Monday, 13 November 2017

Amrita Mondal gives a working paper on "Promise of the State: Execution of Acts and Policies"

The second chapter ‘Promise of the State’ postulates the distinctiveness of categories, ‘land’ and ‘soil’, by explicating functional and non-functional dimension of land. For doing so this chapter will engage in describing the transition in political ethos during 2009-2011 in Bengal when the 34-year long Left-Front Government of West Bengal led by Communist Party of India (Marxist) lost its power to Trinamool Congress, discuss the functional aspect of land through the social policies and executions of them in the local level and arrive at a gendered analysis of Government officials’ interaction with the people in the village.

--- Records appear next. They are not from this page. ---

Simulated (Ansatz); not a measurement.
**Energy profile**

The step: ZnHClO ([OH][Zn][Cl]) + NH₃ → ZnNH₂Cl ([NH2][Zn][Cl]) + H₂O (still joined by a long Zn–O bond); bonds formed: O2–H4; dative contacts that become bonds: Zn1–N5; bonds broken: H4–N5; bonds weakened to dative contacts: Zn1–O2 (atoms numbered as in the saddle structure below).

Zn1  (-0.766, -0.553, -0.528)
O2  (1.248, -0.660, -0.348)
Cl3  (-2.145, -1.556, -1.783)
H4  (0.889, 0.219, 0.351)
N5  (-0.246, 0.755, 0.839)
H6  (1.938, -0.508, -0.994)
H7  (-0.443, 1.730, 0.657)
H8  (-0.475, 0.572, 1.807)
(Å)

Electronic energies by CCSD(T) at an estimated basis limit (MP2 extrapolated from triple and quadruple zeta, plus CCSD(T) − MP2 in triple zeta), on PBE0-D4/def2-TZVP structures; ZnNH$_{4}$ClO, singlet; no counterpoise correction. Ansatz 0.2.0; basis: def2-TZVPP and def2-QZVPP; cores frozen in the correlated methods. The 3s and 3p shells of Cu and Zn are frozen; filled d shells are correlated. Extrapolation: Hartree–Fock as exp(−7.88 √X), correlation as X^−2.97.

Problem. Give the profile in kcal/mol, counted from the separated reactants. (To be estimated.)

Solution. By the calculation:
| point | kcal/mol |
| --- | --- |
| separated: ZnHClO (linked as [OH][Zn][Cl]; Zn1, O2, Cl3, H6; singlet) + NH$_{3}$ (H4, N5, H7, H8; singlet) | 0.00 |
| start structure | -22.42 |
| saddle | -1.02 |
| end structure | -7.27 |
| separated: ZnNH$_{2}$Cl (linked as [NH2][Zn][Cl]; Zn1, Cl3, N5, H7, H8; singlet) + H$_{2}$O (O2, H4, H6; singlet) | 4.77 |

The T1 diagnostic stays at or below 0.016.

The present paper provides a narrative of the context of the farmers’ protest against the state government’s (farm)land acquisition policy and how the opposition (Trinamool Congress) engages and mobilizes a substantial rural population under its banner for anti-government public protest. To understand how Trinamool Congress successfully launched a movement that eventually led to its historic victory to assume the role of governing party for the first time in 2011 we need to critically examine how its primary political agenda pegged the functionality of land with the rolling out of several land related social policies for rural development as a promise of pro-poor growth. Moreover, this section gives a detail explanation of land owning mechanisms that women must comprehend to effectively access land. Thus, dynamics of women’s interaction with the bureaucracy becomes essential factor determining the efficacies of policies concerned. Section 3 of Chapter 2 will delve into this aspect.